Chinch Bugs

Chinch Bugs are only ¼ of an inch long, but they can cause a lot of damage to your lawn. Fortunately, identifying these pests and preventing them can be… well a cinch. Known as Chinch Lawn Injury, the effects of Chinch bug infestation on your lawn can range from wilted grass or discoloration to large yellow or brown patches and pieces of lawn becoming unrooted from the ground.

Get to Know Chinch Bugs

Chinch bugs are surface feeding insects. Very small and fast-moving , they tend to blend in with grass and scurry away when disturbed. Since they are hard to spot, the first signs of a Chinch bug issue can be lawn damage. There are actually 27 different species of Chinch bugs, but of those species there are four common types in the United States.

  1.   Common Chinch Bug
  2.   Hairy Chinch Bug
  3.   Southern Chinch Bug
  4.   Western Chinch Bug

Chinch bugs are active all growing season, from the spring through the fall. Prevalent across both the Northern and Southern climates, they are most common during the warmer, dry season. While they are most often reported as pests on St. Augustine grass, they can also infest centipede grass, zoysia grass, bahia grass, torpedo grass, pangola grass, and bermuda grass.

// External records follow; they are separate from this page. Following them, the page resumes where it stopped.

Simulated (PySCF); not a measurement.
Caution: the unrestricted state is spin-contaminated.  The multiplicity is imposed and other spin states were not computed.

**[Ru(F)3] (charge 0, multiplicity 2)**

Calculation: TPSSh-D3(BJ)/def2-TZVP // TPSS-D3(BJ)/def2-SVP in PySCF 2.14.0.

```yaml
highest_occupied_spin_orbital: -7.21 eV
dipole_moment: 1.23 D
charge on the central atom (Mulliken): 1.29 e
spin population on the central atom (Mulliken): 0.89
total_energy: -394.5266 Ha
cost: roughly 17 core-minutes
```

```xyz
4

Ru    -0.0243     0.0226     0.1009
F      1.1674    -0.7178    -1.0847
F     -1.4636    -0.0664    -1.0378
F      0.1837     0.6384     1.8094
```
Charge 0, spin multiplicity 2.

The Problem With Chinch Bugs

The main issue with Chinch bugs is they eat grass. When they feed on turfgrass, they emit a salivary secretion into the plant which then complicates the movement of water and nutrients throughout the plant. This is the reason that the grass wilts and becomes discolored.

How to Spot a Chinch

The best way to spot a Chinch bug is by the damage they cause. Grass will wilt, be discolored and eventually die regardless of irrigation. The bugs eat the base of plants causing them to be easily pulled up from the ground. An easy test is to grab a plant in a potentially affected area, if it comes right up without any tension you probably have Chinch bugs. For reference, you can compare the affected plants to an area that you know is healthy. If the affected area is a lot weaker, it’ll be easy to tell. Another distinct sign of Chinch infestation is Frass, which is a nice word for Chinch bug poop.

It’s important to remember that Chinch lawn damage can be easily mistaken for drought stressed or winter frost damage, so be sure to take a closer look if you suspect any issues. There are also other lawn bugs that can cause loose plants, so the best way to be sure is to use the DIY Chinch Bug Survey Method.

Since Chinch bugs are so tiny and skittish, the best way to tell if you have a chinch bug problem is a test called the flood method.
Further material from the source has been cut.